It is a promise that can become false, and once your body knows you’re willing to lie to trick it into greater productivity, it’ll just stop listening to you.
It’s dangerous to trust famous people with life advice because of survivorship bias. Even if they are honest about their life stories, they are not representative of everybody that tries a thing.
Dealing with high stress means caring for yourself in the moment, building structures that make it easier for you to care for yourself, and escaping the situation if you can.
It’s debriefing, processing traumas as they happen, touching grass, hugging, and understanding what makes life worth living even now.
It’s solidarity networks, resource pooling, leaning on friends and comrades and letting them lean on you, and forming collectives.
It’s unionizing, demonstration, occupation, and revolution.
I think hope is a great thing, but I also think that for many people, it’s important to recognize the possibility that good things could happen. Sometimes it’s enough to recognize that the odds are low, but they’re definitely not zero.
Hope is great as long as you don’t try to summon it. “When a measure becomes a target, it ceases to be a good measure”. Hope comes naturally when you’re trying to do things that you can actually believe have a chance of doing something that matters to you. Its absence is a warning, a signal to change your behavior to something that does work.
In hard times, it’s overwhelming to live only in the present.
Incorrect as a general rule. I find the present plenty overwhelming, but it’s precisely because of the overall societal trajectory into the future.
There is some minor to moderate difficulty right now in dealing with high inflation, but that’s not the overwhelming part. What’s overwhelming is the obvious worldwide collective descent into madness and the terrible future in store for billions of people as we blow past old climate goals.

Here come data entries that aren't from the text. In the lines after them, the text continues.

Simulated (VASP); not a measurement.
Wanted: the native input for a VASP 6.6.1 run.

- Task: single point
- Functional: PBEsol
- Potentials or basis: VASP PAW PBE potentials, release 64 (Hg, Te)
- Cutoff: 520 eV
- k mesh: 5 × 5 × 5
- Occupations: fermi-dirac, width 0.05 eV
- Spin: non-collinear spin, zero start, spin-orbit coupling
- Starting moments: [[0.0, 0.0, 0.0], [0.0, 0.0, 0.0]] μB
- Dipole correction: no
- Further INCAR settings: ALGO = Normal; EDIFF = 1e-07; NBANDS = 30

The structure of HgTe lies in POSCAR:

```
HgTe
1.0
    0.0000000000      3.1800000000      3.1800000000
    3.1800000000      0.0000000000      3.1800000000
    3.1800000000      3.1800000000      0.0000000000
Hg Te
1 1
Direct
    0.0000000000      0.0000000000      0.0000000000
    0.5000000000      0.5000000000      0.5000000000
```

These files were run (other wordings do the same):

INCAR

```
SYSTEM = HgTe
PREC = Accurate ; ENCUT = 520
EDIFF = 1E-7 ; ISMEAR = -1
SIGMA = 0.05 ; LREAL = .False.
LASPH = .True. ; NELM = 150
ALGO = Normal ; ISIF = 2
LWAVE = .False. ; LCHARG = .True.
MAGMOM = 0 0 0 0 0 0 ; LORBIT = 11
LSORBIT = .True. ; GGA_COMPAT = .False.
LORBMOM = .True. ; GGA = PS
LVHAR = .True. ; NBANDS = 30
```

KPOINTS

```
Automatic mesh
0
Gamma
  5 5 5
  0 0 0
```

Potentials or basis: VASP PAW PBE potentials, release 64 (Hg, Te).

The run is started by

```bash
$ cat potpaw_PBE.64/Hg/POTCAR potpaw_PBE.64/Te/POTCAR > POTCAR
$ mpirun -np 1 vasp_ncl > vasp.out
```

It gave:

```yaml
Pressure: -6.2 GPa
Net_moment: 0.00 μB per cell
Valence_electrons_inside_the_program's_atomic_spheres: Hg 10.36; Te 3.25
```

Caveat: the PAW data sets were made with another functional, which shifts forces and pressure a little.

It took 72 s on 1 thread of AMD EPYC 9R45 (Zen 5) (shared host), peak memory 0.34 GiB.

Even if we all somehow manage to rein in the fascism that’s not serving the interests of the majority and is spreading across the world, we’re hurtling towards:
- worsening natural disasters
- collapse of insurance markets
- collapse of mortgage markets
- collapse of food supplies
- dwindling fresh water supplies, both rivers and aquifers
- worldwide refugee crisis from unlivable equatorial regions
- martial law to suppress food riots and refugees
- likely development of autonomous robot soldiers that removes any possible balance for front line morality
- likely accelerating and compounding climate impacts through tipping points
- collapse of the AMOC
- melting permafrost methane release
- sea level rise inundation
That all seems fairly well baked in at this point, but none of it has really come to pass yet. The future bad effects are not yet actually part of the present, but the feelings of overwhelmedness that they induce are very real for anyone paying attention.
Mindfulness in the present is a good escape from the future.
This was my first thought as well. Societies have collapsed in the past, only difference now is that it is global in its nature. I can’t live thinking it is going to get better in the future when it cannot.
I have made my peace though, and enjoy the time still left of relative stability.
I’m not sure if I’ve made my peace with it, but my despair was something of a phase. Everything unfolding is too big for me to stop it, so I’m just along for the ride now. I think a lot of people haven’t really seen it coming yet, so there’s going to be a lot of wailing and public gnashing of teeth (and blaming Democrats) in the relatively near future.
But I don’t think the opposite of hope os necessarily despair. The despair is still present if I want to go looking for it, but I compartmentalize it most of the time, and focus on the things I need to do in the near-term. I still have plenty of responsibilities to execute. One foot in front of the other.
Enjoy what you can when you can. Be thankful for what you have.
Tell me how to find that in present day without delusion
No. Tomorrow is a fiction, a fragment of imagination we cling to., to avoid facing the unfolding reality.
It’s not that you can’t hope for something. Hopes and dreams are, after all, part of our experience. Relying on them for comfort long term does not work.
Read Dogen lineage of texts.
Nope, I’m already stressing today about tomorrow, the less tomorrow I have in my mind the better.
I think it depends on what the hardship is. If I am actively suffering something temporary (e.g. a stomach ache) it helps to think that I will feel better relatively soon. If im dealing with a long-term stress (chronic back pain) I feel better just focusing on whatever good is going on right now. Im probably reducing this beyond simplicity, but I used to be a very future-oriented person. Now i cant think beyond a month ahead. I just want to live with what I have while I have it.
In Alastor, or the Spirit of Solitude, Shelley describes hope and despair as torturers:
[…] Hope and despair,
The torturers, slept; no mortal pain or fear
Marred his repose;This is the correct perspective. Hope and despair are the same thing, a feeling about the future. Regardless of whether your feelings are positive or negative, they are just as rational and just as worthwhile as praying about the future.
Hoping that the future will be better than the present is a waste of time, and emotional energy. Despairing that the future will not be better than the present is also a waste of time. Expending any effort on either has the same value as having a prayer meeting about the future with your local tribe of soccer moms.
Determining that you will make the future better, in any way that you can, for as many people as you can, and then making some practical plans to actually do that, is not a waste of time.
Don’t hope. Don’t despair. Do something useful.
It’s important to identify that prayer in the traditional sense is still useful. Giving in just a little bit to your universe, if only for a short while, to let your guard down and express your innermost thoughts to an outside entity is incredibly helpful to the brain in reframing the challenges in life. Even if you don’t believe in a “higher power”, expressing these thoughts to the universe can help process things in ways that pure action or meditation can’t.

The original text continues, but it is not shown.